Aigi died Tuesday in Moscow of an unspecified illness and on
Friday was buried in his native village of Shaimurzino, in the Volga River area
about 650 kilometres east of Moscow, the ITAR-Tass news agency reported.
His poems, written in the indigenous language of the Chuvashia
region, were translated into scores of other languages and Aigi himself was
a noted translator into Chuvash of poets of other countries.
Born in 1934, his father was a village teacher who set an early
example for Aigi's future by translating the works of Alexander Pushkin into
Chuvash.
Aigi began publishing in Chuvash regional publications in 1949
and became regarded as a member of the avant garde. His first book came out
in 1958 and in the same year he was rejected from the Gorky Literature Institute
"for writing hostile books of poems that undermine the basis of the socialist-realist
method."
He began writing in Russian in 1960 at the advice of novelist
Boris Pasternak, but his Russian-language poems were only sparsely published
in the Soviet Union and he became better known abroad than at home. His books
began appearing in the Soviet Union amid the reforms of the late 1980s.
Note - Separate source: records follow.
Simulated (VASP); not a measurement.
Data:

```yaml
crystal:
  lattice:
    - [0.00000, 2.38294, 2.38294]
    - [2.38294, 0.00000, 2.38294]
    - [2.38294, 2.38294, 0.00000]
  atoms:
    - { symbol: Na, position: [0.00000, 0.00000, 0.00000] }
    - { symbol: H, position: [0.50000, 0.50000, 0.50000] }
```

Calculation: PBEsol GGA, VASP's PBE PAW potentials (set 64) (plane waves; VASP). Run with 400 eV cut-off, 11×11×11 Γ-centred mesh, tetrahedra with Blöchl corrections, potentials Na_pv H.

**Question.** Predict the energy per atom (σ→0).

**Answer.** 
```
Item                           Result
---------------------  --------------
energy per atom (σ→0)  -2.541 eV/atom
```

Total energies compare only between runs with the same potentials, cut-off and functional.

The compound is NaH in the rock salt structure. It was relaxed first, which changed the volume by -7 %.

Many of Aigi's poems are characterized by short - even one-word
- lines and terse pastoral images such as misty fields and smoke rising from
the chimneys of peasant huts.
In an interview published by Russia's New Times this month,
Aigi said he had little interest in the post-modern poetry of recent years.
He also lamented that poets were abandoning the aim of writing with moral authority,
saying "(now) we have swagger, a rope to pull, and ambition to pursue.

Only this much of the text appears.